Browne is the extreme: his catwalk shows are known for their entirely unsuitable<itals> suiting, smothered in frills, furs and feathers, with trousers purely optional. But others followed in his wake this season. Raf Simons cut his in slick, shiny pleather for Jil Sander, Dolce & Gabbana dabbled bullion embroidery across their melton wool, and Lucas Ossendrijver sliced the line of the Lanvin two-piece in a clean arc several Michelin Man inches above the natural shoulder. Suiting and booting for superheroes, super-villains and the super-rich.
So, the perfect excuse for peacockery is when designers pin their sartorial excesses on the conventions of the classic suit. But what happens when there are no designers, when the client creates the garment for themselves? Sounds a recipe for ham-fisted homespun disaster – like Kim Basinger’s one-armed, half-baked Oscar car crash in 1990. But it’s the foundation of the tailoring trade, the bespoke business. “Couture is no different to having a bespoke suit made on Savile Row,” says Daphne Guinness – and while she may frequent Chanel for her gossamer-fine couture, back in January she was measured at Huntsman for a new set of white tie and tails. Female and male, couture and bespoke. They’re two sides of the same custom-minted coin. Is Savile Row homme couture, then? Of a sort – but it actually offers much more freedom. Rather than choosing from the proscribed parade of a couture catwalk show and tweaking to infinity, the bespoke client starts with concept, cloth and cash.
“We do what the customer orders,” says Ritchie Charlton, the managing director of Hayward, the storied Mount Street tailor renowned for dressing the likes of Clint Eastwood, Sir John Gielgud, Michael Caine and Steve McQueen in the 1960s, and today tailor of choice for the likes of Primal Scream’s Bobby Gillespie and image-maker Nick Knight. “Each customer is different and that’s what bespoke tailoring is about. It’s about the interaction between the tailor and the customer.” That’s the unique selling point of bespoke, even against haute couture. There, the client never meets the people constructing her clothes – in bespoke tailoring, client and tailor are in constant cahoots, tweaking turn-ups, straightening seams and reworking each piece to exacting requirements.

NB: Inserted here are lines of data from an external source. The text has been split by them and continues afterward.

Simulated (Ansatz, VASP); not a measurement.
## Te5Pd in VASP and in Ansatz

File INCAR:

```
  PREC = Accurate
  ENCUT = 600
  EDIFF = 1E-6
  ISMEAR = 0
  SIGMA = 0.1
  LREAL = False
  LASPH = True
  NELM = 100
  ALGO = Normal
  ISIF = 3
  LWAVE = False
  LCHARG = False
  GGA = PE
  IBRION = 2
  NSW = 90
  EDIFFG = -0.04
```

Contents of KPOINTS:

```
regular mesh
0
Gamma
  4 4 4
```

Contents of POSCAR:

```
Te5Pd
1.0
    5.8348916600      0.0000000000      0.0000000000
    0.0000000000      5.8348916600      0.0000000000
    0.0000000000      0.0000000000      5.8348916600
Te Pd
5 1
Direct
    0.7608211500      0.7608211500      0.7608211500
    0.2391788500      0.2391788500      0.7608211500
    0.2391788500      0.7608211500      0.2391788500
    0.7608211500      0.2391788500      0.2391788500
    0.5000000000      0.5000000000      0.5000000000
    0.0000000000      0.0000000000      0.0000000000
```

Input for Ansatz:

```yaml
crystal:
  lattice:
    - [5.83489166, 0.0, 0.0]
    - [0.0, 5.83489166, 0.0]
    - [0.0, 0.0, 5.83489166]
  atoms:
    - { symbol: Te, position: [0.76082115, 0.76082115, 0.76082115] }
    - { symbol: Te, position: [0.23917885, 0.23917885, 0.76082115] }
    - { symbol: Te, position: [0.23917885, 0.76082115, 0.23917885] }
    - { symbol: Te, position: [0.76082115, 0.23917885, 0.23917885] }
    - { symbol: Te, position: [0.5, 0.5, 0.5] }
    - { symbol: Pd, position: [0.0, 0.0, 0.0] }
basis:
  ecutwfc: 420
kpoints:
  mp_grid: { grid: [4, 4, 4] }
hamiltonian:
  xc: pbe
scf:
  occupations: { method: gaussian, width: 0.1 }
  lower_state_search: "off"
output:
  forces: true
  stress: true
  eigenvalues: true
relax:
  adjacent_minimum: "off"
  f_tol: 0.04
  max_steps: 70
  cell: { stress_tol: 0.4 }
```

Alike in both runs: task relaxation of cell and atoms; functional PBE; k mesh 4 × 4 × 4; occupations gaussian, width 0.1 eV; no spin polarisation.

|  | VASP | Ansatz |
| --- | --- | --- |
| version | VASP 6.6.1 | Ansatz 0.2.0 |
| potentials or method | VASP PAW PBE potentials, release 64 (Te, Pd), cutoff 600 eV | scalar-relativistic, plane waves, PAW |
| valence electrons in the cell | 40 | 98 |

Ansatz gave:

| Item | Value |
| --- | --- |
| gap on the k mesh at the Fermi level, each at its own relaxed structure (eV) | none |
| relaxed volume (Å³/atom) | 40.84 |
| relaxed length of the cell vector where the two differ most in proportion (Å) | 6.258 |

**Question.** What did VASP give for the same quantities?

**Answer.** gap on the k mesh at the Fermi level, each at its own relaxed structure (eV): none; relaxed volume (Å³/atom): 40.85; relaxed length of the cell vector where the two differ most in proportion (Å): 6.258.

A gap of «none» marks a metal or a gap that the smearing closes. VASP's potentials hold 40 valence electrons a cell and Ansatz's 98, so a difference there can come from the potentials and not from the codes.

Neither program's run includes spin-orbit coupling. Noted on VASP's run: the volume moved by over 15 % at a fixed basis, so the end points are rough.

As with lots of things in the tailoring trade, bespoke is a tradition that stretches back several hundred years. At some point during the 18th century, the embroidery and embellishment of male dress began to seem, sell… a bit queer. Of course, this was an English conceit: “Italian” was the term given to any overly effeminate behaviour back in the 1700s, which was not too dissimilar to the British reactions engendered by the sleek, “bumfreezer” Roman suits of the mid-1960s. English men’s clothing, by contrast, drew on sporting clothes, namely those worn for the hunt, eschewing embellishment in favour of a focus on cut and cloth. That focus became a fetish with Beau Brummell and the 19th-century dandies who declared that if John Bull turned to look at you in the street, you were not well dressed. Men’s suiting became black, blue or grey – at a fruity push dark, dark<itals> green, although that was somewhat flamboyant and hence circumspect.
It’s all terribly Puritan and Anglo-Saxon. Which is, oddly enough, the exact reason the idea of bespoke suiting seems so profligate to so many today. “There are very few occasions when men can truly indulge themselves, but having a bespoke suit made is one of them,” says the London tailor Richard James. “We often liken it to visiting a spa, a selfish but enjoyable experience.” The cost isn’t at couture levels – depending on cloth and finish, bespoke suits hover around the low four figures – but it still necessitates couture’s characteristic multiple fittings. “We fit it once initially, there’ll be an intermediate fitting, an advanced stage, then we try it on finished,” says Charlton of a process that is entirely undertaken in the final cloth of the suit. “It can take four or five to get the thing to really look as best as they can.” What the suit ends up as is a tailored second skin, moulded to the body through steaming and stitching and all the artful manipulation of those very many fittings. “A good tailor will make any guy look their best,” continues Charlton. “They’ll understand proportion and balance and how to lengthen someone’s legs, how to balance the sides of their head, whatever idiosyncrasies their figure has – and everyone has got something that can be tweaked. So it makes you feel good but also it really<itals> fits, and the two together make it the most comfortable thing.”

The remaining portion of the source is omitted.